Undernews is the online report of the Progressive Review, edited by Sam Smith, who covered Washington during all or part of one quarter of America's presidencies and edited alternative journals since 1964. The Review has been on the web since 1995. See main page for full contents

June 29, 2009


One of those who helped your editor when he first arrived to cover Washington in 1957 has passed. Creekmore Fath - both a character and a man of character - was then in his 50s; I was 19. He was of a sort one doesn't find in the capital any more.

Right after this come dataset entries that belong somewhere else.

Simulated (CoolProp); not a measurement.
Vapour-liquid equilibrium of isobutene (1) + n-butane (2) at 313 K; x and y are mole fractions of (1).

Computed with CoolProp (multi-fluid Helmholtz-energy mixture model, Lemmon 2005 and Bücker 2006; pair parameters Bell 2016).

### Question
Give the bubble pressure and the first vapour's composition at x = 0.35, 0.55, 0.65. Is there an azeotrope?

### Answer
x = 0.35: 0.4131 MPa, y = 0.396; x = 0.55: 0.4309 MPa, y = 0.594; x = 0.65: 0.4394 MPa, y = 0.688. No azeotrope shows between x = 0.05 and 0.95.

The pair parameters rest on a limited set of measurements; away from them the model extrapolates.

Washington Post - Creekmore Fath, 93, an Austin lawyer and one of the last of the FDR New Dealers, died June 25 of renal failure at his home in Austin. Mr. Fath held several positions in President Franklin D. Roosevelt's administration and played a key role in several important Texas elections, including the controversial 87-vote "landslide" that sent Lyndon B. Johnson to the Senate in 1948.

In 1940, Mr. Fath left a fledgling law practice in Austin to become a staff attorney with a House committee chaired by Rep. John H. Tolan (D-Calif.) that was investigating the plight of destitute migrant workers.

Twenty-three years old and unfamiliar with the ways of Washington, Mr. Fath didn't know that he had signed on to work for a select committee slated to disband when a new Congress convened in 1941. When he found out, he suggested asking first lady Eleanor Roosevelt to testify before the committee as a way to generate publicity and keep the committee in business. He reminded committee members that she had expressed concern in her newspaper columns for the Okies and other Dust Bowl migrant workers.

"Okay, Creekmore, you take care of that," Tolan said. The veteran lawmaker laughed, and his fellow committee members laughed with him. They knew, as Mr. Fath did not, that no first lady had ever testified on Capitol Hill.

The next morning, Mr. Fath called the White House and talked to Malvina Thompson, Mrs. Roosevelt's secretary. "I told her I desperately needed to use Mrs. Roosevelt at a hearing in December, that I wanted to use her as the gimmick," he recalled.

Mrs. Roosevelt invited him to tea at the White House the next afternoon, and, after clearing it with her husband, she agreed to testify. The panel stayed in business, in large part because of her endorsement of its work.

Later, Thompson told Mr. Fath that Mrs. Roosevelt agreed to meet with him because he was the only one who had ever admitted that he wanted to "use" her. Thompson also told Mr. Fath that the first lady had said, "I wanted to meet him because he sounds like he's 14 years old.". . .

When Mr. Fath arrived in Washington, he was tall, prematurely bald and politically astute, and he soon developed a gravitas that inspired confidence. "Creekmore Fath has the best political judgment of anyone his age in Washington," President Roosevelt was quoted as saying.. . .

After turning down an offer to teach patent law at Yale University, Mr. Fath, at 30, took his wife with him back to Austin. He resumed his law practice and plunged into Democratic Party politics. He also announced for Congress as an unreconstructed New Dealer. He and his wife campaigned in a car with a canoe roped on top and painted with the slogan, "Fath for Congress . . . He Paddles His Own Canoe." He finished third in the primary. . .

Mr. Fath never liked Johnson, personally or politically, but in 1948, he agreed to help him in his U.S. Senate race against former governor Coke Stevenson. Mr. Fath considered the governor a racist.

Johnson won the Democratic primary by 87 highly questionable votes, and the outcome hinged on a notoriously corrupt South Texas county that reported election results late. A Johnson partisan told Mr. Fath: "Well, they were stealing in East Texas. We were stealing in South Texas. So God only knows who really won the election, Creek. But today, God was on our side by 87 votes."